HTML5 is being developed as the next version of the web language standard with ability to replace Flash as the web’s default video player. It aims to reduce the need for proprietary based plug-in- rich internet application (RIA) technologies such as Adobe Flash, Microsoft Silverlight, and Sun JavaFX.

It promises to do everything that Flash does, from delivering videos and enabling superficial user interfaces to provide a platform to develop small downloadable applications without the need to download and install browser plug-in. This means that fewer complications on end user systems and less need for website owners to invest in RIA Applications.

HTML5 has much more features than just being a successor to flash. It provides a new set of features like native video and audio playback, animated graphics, geo-location, hardware acceleration for in-browser events etc designed to make modern web applications work more like desktop applications.

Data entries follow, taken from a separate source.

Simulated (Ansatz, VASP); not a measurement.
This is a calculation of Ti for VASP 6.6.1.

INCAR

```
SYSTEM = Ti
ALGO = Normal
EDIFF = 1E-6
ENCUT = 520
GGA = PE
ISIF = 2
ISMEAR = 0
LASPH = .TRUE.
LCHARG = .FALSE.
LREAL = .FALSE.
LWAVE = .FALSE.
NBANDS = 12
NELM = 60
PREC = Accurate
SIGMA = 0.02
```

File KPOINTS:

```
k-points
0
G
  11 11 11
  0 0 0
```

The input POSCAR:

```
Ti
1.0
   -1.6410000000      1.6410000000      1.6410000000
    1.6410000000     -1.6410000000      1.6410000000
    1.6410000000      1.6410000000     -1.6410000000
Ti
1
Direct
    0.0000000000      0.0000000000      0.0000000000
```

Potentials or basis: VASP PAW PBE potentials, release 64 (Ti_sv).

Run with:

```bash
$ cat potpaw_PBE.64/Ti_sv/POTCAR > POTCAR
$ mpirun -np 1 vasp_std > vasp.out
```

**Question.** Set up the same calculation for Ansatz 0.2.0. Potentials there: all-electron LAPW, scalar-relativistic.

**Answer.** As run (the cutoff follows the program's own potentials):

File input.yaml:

The capability to keep using a browser-based app even if your internet connection drops, the capacity to store application data on your local machine, dragging and dropping of files from the desktop to the browser, and the addition of semantic markup on pages, making easier for humans to understand.

Microsoft has been improving its degree of HTML 5 support in Internet Explorer, particularly in the new preview edition of IE 9. But, it could make implementation difficult through its current loom of only partially implementing HTML 5 support in IE, which is still the mostly widely used internet browser in the world. So let’s wait and watch for the HTML 5.